Sonia Hazard argues Joseph and others had material objects—printing plates—that they took be ancient plates.

Date
2021
Type
Academic / Technical Report
Source
Sonia Hazard
Non-LDS
Hearsay
Direct
Secondary
Reference

Sonia Hazard, "How Joseph Smith Encountered Printing Plates and Founded Mormonism," Religion and American Culture 31, no. 2 (2021): 137-192

Scribe/Publisher
Cambridge University Press
People
Sonia Hazard, Joseph Smith, Jr.
Audience
Reading Public
Transcription

Encounters with material objects lie at the heart of Mormonism’s origin story. The story goes like this: Late one night in September 1823, an angel visited the bedside of a young Joseph Smith to tell him of one of these objects—a sacred book written on plates of gold, buried on a hillside not far from the Smith family’s farm in upstate New York. When, the next day, Smith found the gold plates as directed, the divine being reappeared with further instructions. This time, he forbade Smith from removing the plates but beckoned him to return to the site year after year. In 1827, on Smith’s fifth annual visit, the angel finally allowed him to collect the plates and take them home. Over the next several months, Smith kept them securely hidden and revealed them only to a select group of witnesses. Using a seer stone, he translated the plates’ inscriptions from their mysterious language into English. Trusted companions served as scribes. The translation revealed that the plates were created several hundred years before the birth of Christ by the angel Moroni and his father Mormon, and recorded the extraordinary history of their Nephite clan, which had migrated to the American continent from Jerusalem. In June 1829, shortly after the translation was complete, Moroni directed Smith to return the gold plates (in some accounts, by depositing them in a cave). Smith obeyed. Then Smith arranged for the publication of the manuscript in nearby Palmyra, which appeared in 1830 as the first edition of the Book of Mormon.

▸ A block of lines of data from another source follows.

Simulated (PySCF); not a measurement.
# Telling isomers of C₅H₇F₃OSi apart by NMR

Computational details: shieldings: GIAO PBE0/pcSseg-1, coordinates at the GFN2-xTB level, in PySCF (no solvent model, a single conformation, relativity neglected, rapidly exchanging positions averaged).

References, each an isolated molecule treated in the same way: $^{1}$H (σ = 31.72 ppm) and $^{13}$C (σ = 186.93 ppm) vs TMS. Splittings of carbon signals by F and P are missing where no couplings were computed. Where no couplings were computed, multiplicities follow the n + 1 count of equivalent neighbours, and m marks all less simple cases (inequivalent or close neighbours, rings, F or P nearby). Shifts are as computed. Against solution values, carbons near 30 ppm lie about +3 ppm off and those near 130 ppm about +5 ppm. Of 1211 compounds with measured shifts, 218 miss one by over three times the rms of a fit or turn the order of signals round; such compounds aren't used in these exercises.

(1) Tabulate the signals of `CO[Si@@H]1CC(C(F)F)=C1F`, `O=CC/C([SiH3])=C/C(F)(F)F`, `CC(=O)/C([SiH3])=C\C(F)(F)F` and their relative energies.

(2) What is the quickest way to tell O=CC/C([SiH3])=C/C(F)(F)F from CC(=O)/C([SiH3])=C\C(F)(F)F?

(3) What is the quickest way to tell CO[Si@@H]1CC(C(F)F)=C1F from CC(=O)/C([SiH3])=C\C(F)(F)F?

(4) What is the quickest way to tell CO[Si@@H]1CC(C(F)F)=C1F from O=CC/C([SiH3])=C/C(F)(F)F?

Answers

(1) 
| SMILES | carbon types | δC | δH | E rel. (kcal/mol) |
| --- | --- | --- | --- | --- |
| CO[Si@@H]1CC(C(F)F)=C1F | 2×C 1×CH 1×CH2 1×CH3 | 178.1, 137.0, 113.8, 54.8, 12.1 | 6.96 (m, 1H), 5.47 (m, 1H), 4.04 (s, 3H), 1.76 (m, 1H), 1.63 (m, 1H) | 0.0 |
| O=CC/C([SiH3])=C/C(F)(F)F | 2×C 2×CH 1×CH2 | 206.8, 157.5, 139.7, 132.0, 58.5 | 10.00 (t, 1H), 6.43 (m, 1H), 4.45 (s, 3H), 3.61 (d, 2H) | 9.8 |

If the gold plates are not to be excluded outright from consideration, regarded as fakes or as part of a tall tale, then how might they be incorporated into scholarly explanations? Historians of religion who have confronted this question have approached the story of the plates sympathetically in an effort to recognize its meaning and efficacy for Smith and other early Mormons. By and large, they rely on two interpretative paradigms: religious imagination and cultural context. They treat the plates primarily as the product of Smith’s fertile religious imagination or as an organic expression of the cultural milieu of nineteenth-century American spirituality, or as some combination of the two.

While there have been many nuanced interpretations of Smith’s motivations and the broader phenomenon of Mormon origins, few have considered the possibility that Smith, and other witnesses, could have physically encountered material plates at some point during the religion’s formative years. This, in spite of the fact that descriptions of the plates by Smith and other witnesses share details that suggest that they were seeing and touching ordinary material things with a consistent set of characteristics. These witness accounts, moreover, portray the plates as possessing qualities remarkably similar to those of nineteenth-century industrial printing plates, especially stereotype plates or copper plates (Figures 1 and 2). Printing plates, like Smith’s gold plates, were metallic, were covered in writings that read from right to left, were heavy when collected together, typically came in a set, and approximated the dimensions of the pages of a book. This article proposes that Smith, and potentially several witnesses, had a foundational encounter with printing plates during the 1820s. It also suggests a range of possibilities regarding the nature of that encounter. It could have been that Smith’s gold plates, which he handled and showed to his followers, were actual printing plates that he had acquired. Or, short of Smith physically obtaining this printing technology, Smith might have examined it at some point and later constructed a homemade facsimile that was informed by the details of his firsthand observations, or, at least, developed his verbal and written descriptions of the ancient Nephite relics from that prior experience with the same.

However Smith made first contact, the distinctiveness of the argument is that it does not relegate material things to the status of secondary byproducts of human action, as if the plates—and perhaps Mormonism itself—sprang solely from Smith’s mind or from broader cultural forces radiating through him. The point in arguing for a material basis to the plates is hardly to deny a role to creative minds and cultural contexts. Instead, it is to regard the generative encounter between humans and material things as basic to scholarly thinking about what catalyzes religious change.